Monday, October 11, 2010

Editorial Tip of the Week: Introductory Commas

Commas are often used after introductory phrases or words, especially to indicate pause. This can be very useful to help develop the way your piece reads and flows. Use of the comma is frequently a matter of preference and good judgement. However, there are certain instances with introductory phrases and words where a comma is specifically necessary. We'll just run through how the comma can (and sometimes should) be used here.

i. Introductory Phrase with Comma
A comma is used to indicate slight pause following an introductory phrase at the beginning of a sentence, with the exception of very short introductory phrases. In this case, the comma is also useful to prevent misreading of the sentence, so be sure you are not muddling a sentence by omitting a comma.
Examples: On the other hand, her favorite dinner wasn't exactly easy to prepare.
On Tuesday he tried to see the optometrist.
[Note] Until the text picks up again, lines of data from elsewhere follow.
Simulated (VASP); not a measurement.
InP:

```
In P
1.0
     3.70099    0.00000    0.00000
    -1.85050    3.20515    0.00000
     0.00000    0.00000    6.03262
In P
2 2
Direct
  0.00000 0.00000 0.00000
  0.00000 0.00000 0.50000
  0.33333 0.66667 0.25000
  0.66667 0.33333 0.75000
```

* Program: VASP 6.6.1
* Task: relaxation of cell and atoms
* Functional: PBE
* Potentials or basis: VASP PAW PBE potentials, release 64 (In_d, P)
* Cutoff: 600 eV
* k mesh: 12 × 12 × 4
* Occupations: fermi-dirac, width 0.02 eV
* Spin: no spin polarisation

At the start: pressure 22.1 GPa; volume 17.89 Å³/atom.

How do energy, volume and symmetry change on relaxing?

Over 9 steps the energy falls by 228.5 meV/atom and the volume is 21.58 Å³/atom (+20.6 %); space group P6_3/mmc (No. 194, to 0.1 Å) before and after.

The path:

ii. Introductory Phrase without Comma
If the introductory phrase immediately precedes the verb it modifies, a comma is not used.
Example: Running along behind the car was her neighbor's new dog.

iii. Direct Address
Use a comma following names or words used in direct address and correspondence.
Examples: Friends, I will be selling my car soon.
Mr. Fry, please report back to me as soon as possible.

iv. "Yes," "no," etc.
Use a comma following yes, no, well then, and the like, at the beginning of a sentence when a slight pause is desired.
Examples: Yes, I admit he defeated me.
Well then, we should look into the matter.